Individual Ratings
About your chess rating
Ratings and the ASCF: All of the chess tournaments we sponsor, and tournaments elsewhere, are sanctioned by the American Scholastic Chess Federation (ASCF). Nearly always, membership in the ASCF is required in order to participate.
The ASCF uses the worldwide popular ELO rating system for its members, named after its creator, Arpad Elo. By playing in tournaments, players earn a rating, which rises each time a player wins, and falls each time a player loses. The rating of the opponent is a major component of the formula.

Let's Discuss Ratings
Children place great value in their ratings, a fact we find mildly disturbing. Players sometimes play considerably below their capability when they notice that their opponent's rating is much higher or lower than their own. As a result, we make every effort to reduce the significance of a player's rating.
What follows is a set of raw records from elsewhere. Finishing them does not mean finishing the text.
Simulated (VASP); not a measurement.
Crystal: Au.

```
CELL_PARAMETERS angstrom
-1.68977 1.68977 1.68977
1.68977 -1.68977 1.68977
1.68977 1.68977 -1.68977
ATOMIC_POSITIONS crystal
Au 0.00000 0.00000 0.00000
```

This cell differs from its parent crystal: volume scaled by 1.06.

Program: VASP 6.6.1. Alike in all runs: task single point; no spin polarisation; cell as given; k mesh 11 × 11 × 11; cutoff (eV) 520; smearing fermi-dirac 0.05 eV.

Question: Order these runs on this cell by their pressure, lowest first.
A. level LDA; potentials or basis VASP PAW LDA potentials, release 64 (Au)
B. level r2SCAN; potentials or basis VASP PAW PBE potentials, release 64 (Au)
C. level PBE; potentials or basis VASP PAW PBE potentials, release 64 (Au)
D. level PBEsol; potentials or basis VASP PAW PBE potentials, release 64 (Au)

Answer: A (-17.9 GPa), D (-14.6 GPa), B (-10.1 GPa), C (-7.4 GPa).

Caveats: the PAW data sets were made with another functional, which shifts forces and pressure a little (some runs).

Contrary to the belief held by some, a chess rating has no relationship to the child's value as a human being. It takes weeks for a rating to be computed. The results of each tournament are sent to this website, where they get rated. Then we plug the results into our computer, which computes new ratings. Ratings are published the 1st and 15h of every month. Players may learn their ratings by looking them up on Rating Finder. Sometimes a player's rating does not go down, even though the player is losing a lot. That is the effect of the rating floor. Once a player earns an "established" rating (after playing 20 games), that rating will not fall below the next hundred point group, rounded down to the next hundred. For example, a player with an established rating of 1180 has "floor" of 1000.